And as simple as that, he found that he was suddenly being shunned by the entire scientific community. The only talks he was asked to give were now alongside those on UFOs and Bigfoot. He never wanted any of this. But that’s what he got.
And then he happened to stumble upon something strange which demanded his attention. He found that hotels, the world over, would always leave one room empty, even when fully booked. The reasoning was more to do with hard figures than any real superstition or tradition. It appeared that whenever a room had not been left empty, at least one guest that night would die. And a death in hotel, no matter how innocent it looked, was never good for business. So it was a simple case of hedging their bets. Playing the game, and just accepting that one room should always be left empty.
But there had to be an explanation behind it. A reason why one room had to be left. Why someone invariably died when a room was not set aside. Why every hotel had to have their own Elvis Room…
DLS Review:
Upon commencing Stephen Graham Jones’ tale, it’s hard not to feel completely enveloped in a thick early twentieth century-esque atmosphere; as if written in the same era as William Hope Hodgson or E.F. Benson. Okay, so the tale isn’t necessarily set in the same time period, but the feel, the intriguing charm, that cautious pause which precedes the gradual revelation, all feels closely akin to a much earlier style of horror fiction. And it’s by no means a bad thing.
Jones delivers his tale through the perspective of our unnamed protagonist (another recurring technique from the bygone days of supernatural shorts). Indeed there’s a certain ‘gentlemanly tone’ to the way in which the story is presented to the reader; with a careful storytellers charm weaving it without too much obvious over-indulgence.
It has to be said that ‘The Elvis Room’ isn’t exactly rich in horror or all things grotesque. It’s just not that sort of story. However what it does offer is a gradually mounting unease that creeps under the skin with its suggestive pondering. Our lack of understanding and inherent fear of death and the vague possibility of an afterlife makes for a particularly fertile ground for curious exploration. And what Stephen Graham Jones has done is put his mind to this area of the unknown, and from there brought to the table some rather clever and quite unsettling ideas.

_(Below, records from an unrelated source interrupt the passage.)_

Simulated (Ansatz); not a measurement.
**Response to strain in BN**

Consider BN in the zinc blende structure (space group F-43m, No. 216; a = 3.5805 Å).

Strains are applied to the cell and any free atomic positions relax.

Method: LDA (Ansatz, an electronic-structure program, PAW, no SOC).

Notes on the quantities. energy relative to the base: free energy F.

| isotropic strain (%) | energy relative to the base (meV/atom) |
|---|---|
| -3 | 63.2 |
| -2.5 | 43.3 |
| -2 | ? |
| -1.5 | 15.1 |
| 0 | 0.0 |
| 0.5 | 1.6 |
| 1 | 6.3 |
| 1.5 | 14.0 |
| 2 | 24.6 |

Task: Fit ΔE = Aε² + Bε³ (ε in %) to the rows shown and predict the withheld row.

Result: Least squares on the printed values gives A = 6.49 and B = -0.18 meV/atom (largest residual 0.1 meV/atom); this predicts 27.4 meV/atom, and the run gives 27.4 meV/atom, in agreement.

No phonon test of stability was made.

There is a slightly reserved, and dare I say ‘dragging’ feeling to the mid-section of the tale, which can make the story as a whole feel a tad too stretched out. That said, it doesn’t last all that long before Jones has crept up behind us again and is pulling us into the dark and deeply unnerving territory that awaits within the final few pages.
Another superb addition to the ‘This Is Horror’ chapbook series. And it’s one of those stories that just gnaws away at you; emerging later in the cold-sweat of a nightmare or in the glimpse of a shadow under the cloaked darkness of night.
The chapbook runs for a total of 31 pages.